Outdoor Smorgasbord

A sampling of Cambridge restaurants for lunch in the open air.

If your gustatory expectations are low, try Au Bon Pain for an outdoor lunch with sideshow. Taking up lots of Forbes Plaza, on the Massachusetts Avenue side of Holyoke Center, its tables afford a peerless vantage point on the Square and its folk. Sidewalk performers entertain you. The "Grilled Chicken Caesar" sandwich wrap, root beer, and cookie ($5.89) won't harm you. The wrap may fall apart.

For an upscale, uplevel, uplifting experience go around the corner to 10 Holyoke Street and ascend three flights to the garden terrace of Upstairs at the Pudding.The "Rapido" lunch is guaranteed to arrive at table within five minutes. But what's the rush? It's nice out. Dawdle. Perhaps the chilled melon soup with toasted pistachios and yogurt ($5) for starters. Perhaps next the Jonah crab cakes with Asian pear and endive salad dressed in celery seeds and lemon aioli ($14). Perhaps a mango upside-down cake with orange caramel and raspberries ($5) to sustain you until dinner. Before you exit, you can go over to the wall around the deck and steal a glance into the backyard of the Porcellian Club, a profitless experience.
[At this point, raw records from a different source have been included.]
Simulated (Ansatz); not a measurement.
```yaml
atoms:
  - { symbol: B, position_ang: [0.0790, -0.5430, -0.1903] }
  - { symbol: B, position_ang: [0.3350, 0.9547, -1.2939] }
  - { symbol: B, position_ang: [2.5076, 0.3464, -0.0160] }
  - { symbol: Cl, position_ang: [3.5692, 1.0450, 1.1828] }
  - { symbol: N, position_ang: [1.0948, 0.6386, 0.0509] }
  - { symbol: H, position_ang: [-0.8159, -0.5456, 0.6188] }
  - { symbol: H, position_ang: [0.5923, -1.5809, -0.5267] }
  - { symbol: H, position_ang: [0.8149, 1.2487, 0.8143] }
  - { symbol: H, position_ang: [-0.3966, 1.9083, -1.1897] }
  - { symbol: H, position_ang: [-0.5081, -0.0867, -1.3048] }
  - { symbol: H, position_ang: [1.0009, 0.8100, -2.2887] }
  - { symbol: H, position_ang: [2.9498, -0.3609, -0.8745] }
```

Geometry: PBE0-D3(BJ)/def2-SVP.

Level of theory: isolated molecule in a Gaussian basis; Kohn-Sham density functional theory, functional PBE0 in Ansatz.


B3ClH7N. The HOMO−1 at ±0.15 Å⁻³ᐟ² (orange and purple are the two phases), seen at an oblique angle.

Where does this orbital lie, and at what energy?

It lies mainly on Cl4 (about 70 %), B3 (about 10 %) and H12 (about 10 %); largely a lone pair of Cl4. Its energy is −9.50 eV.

The courtyard of the Charles Hotel complex has a restaurant at either side of it. In warm weather, tables sprout outdoors and dueling multicolored shade umbrellas greet the eye gaily, one set clustered by Henrietta's Table, the other by Giannino. At Henrietta's Table (the outdoor part is properly called Henrietta's Porch), surely you can't pass up the ostrich burger, made from ostriches raised in Massachusetts, and topped with local blue cheese and grilled red onion ($10.50). If you draw the carnivorous line, how about a wheatberry, corn, and mushroom ragout, with grilled eggplant, wilted greens, and native vegetables ($9.75)?

Giannino is a cheerful establishment as well. All main dishes come in small or large portions. Thus you may have $8.50- or $13.95-worth of pansotti Genovese con carciofi, a tasty triangle pasta filled with artichokes, spinach, and ricotta, anointed with marjoram chive butter. Both Henrietta's and Giannino provide satisfying people-watching and an agreeable setting--although on a blistering day the bricks of the courtyard radiate heat, and you fight with your companion for the shady side of the umbrella.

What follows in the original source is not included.